Primary key does not allow duplicate values, nor NULL.
Primary key by default is a clustered index.
A table can have only one primary key.
Unique Key:
Unique key is nothing but it uniquely identifies each row in a table.
Unique key does not allow duplicate values, but it allows (at most one) NULL.
Unique key by default is a non-clustered index.
This is a fruit full link to understand the Primary Key Database Keys.
Keep in mind we have only one clustered index in a table [Talking about SQL Server 2005].
Now if we want to add another unique column then we will use Unique Key column, because
Unique Key column can be added more than one.
A primary key is just any one candidate key. In principle primary keys are not different from any other candidate key because all keys are equal in the relational model.

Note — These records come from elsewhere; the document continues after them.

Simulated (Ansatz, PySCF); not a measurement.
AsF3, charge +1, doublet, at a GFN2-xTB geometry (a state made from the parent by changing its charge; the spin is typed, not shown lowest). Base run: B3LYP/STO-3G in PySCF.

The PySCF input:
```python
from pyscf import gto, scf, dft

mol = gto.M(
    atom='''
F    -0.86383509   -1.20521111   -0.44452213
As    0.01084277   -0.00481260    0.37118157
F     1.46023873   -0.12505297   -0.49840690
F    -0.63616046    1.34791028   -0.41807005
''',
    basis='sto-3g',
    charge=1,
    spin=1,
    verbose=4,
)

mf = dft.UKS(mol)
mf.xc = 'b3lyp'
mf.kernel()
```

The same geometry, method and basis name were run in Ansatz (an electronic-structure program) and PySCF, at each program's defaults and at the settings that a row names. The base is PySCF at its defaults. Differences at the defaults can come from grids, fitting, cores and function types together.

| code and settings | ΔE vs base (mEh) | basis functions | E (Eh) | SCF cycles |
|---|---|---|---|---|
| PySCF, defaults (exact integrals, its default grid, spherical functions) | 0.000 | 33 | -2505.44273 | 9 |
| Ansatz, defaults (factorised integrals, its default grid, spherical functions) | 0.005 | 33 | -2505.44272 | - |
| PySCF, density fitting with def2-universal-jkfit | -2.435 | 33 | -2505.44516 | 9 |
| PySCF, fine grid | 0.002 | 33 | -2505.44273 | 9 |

SQL however has two different syntax for implementing candidate keys: the PRIMARY KEY constraint and the UNIQUE constraint (on non-nullable columns of course). In practice they achieve exactly the same thing except for the essentially useless restriction that a PRIMARY KEY can only be used once per table whereas a UNIQUE constraint can be used multiple times.
So there is no fundamental "use" for the PRIMARY KEY constraint. It is redundant and could easily be ignored or dropped from the language altogether. However, many people find it convenient to single out one particular key per table as having special significance. There is a very widely observed convention that keys designated with PRIMARY KEY are used for foreign key references, although this is entirely optional.
Short version:
From the point of view of database theory, there is none. Both are simply candidate keys.
In practice, most DMBS like to have one "standard key", which can be used for e.g. deciding how to store data, and to tell tools and DB clients which is the best way to identify a record.
So distinguishing one unique key as the "primary key" is just an implementation convenience (but an important one).
I'm currently designing a brand new database. In school, we always learned to put a primary key in each table.
I read a lot of articles/discussions/newsgroups posts saying that it's better to use unique constraint (aka unique index for some db) instead of PK.
What's your point of view?
A Primary Key is really just a candidate key that does not allow for NULL. As such, in SQL terms - it's no different than any other unique key.
However, for our non-theoretical RDBMS's, you should have a Primary Key - I've never heard it argued otherwise. If that Primary Key is a surrogate key, then you should also have unique constraints on the natural key(s).
The important bit to walk away with is that you should have unique constraints on all the candidate (whether natural or surrogate) keys. You should then pick the one that is easiest to reference in a Foreign Key to be your Primary Key*.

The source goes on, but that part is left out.